Tag Archives: Jonathan Edwards

The bias of the unbiased

A hilarious paper from Stanford shows the bias of the unbiased [ Proc. Natl. Acad. Sci. vol. 115 pp. E3635 – E3644 ’18 ].  No one wants to be considered biased or to use stereotypes, but this paper indicts all of us.  They use a technique called word embedding to look at a large body of printed material (Wikipedia, Google news articles etc. etc.) over the past 100 years, to look for word associations  -e.g. male trustworthy female submissive and the like. In word embedding models, each word in a given language is associated with a high dimensional vector (not clear to me how the dimensions are chosen) and the metric between the words is measured.  A metric is simply a mathematical device that takes two objects and associates a number with them.  The distance between cities is a good example.

 

The vector for France is close to vectors for Austria and Italy.  The difference between London and England (obtained by subtracting them) is parallel to the difference between to the difference between Paris and France.  This allows embeddings to capture analogy relationships such as London is to England as Paris is to France.
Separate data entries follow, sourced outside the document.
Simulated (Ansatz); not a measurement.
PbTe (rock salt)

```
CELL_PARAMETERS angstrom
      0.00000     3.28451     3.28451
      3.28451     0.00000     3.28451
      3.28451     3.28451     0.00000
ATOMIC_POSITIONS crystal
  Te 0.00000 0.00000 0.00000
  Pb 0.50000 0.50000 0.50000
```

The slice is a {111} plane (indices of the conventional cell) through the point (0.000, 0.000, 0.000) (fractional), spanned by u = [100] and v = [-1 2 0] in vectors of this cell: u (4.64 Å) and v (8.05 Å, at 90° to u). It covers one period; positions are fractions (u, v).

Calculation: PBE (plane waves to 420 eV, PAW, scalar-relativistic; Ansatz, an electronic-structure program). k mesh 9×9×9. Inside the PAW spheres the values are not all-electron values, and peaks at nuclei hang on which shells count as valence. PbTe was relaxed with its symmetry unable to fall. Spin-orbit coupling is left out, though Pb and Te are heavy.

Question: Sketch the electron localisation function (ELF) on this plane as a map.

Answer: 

So word embeddings were used as a way to study gender and ethnic stereotypes in the 20th and 21st centuries in the USA.  Not only that but they plotted how the biases changed over time.

So in your mind the metric between bias == bad, stereotype == worse is clear

So just as women’s occupations have changed so have the descriptors of women.  Back in the day women, if they worked out of the home at all, were teachers or nurses.  A descendent of Jonathan Edwards was a grade school teacher in the town of my small rural high school.

As women moved into the wider workforce from them the descriptors of them changed.  The following is a pair of direct quotes from the article.”

“More importantly, these correlations are very similar over the decades, suggesting that the relationship between embedding bias score and “reality,” as measured by occupation participation, is consistent over time” ….”This consistency makes the interpretation of embedding bias more reliable; i.e., a given bias score corresponds to approximately the same percentage of the workforce in that occupation being women, regardless of the embedding decade.”

English translation:  As women’s percentage of workers in a given occupation changed the ‘bias score’ changed with it.

So what the authors describe and worse, define, as bias and stereotyping is actually an accurate perception of reality.  We’re all guilty.

The authors are following Humpty Dumpty in Alice in Wonderland  — ““When I use a word,” Humpty Dumpty said, in rather a scornful tone, “it means just what I choose it to mean—neither more nor less.” “The question is,” said Alice, “whether you can make words mean so many different things.” “The question is,” said Humpty Dumpty, “which is to be master—that’s all.”

I find the paper hilarious and an example of the bias of the supposedly unbiased.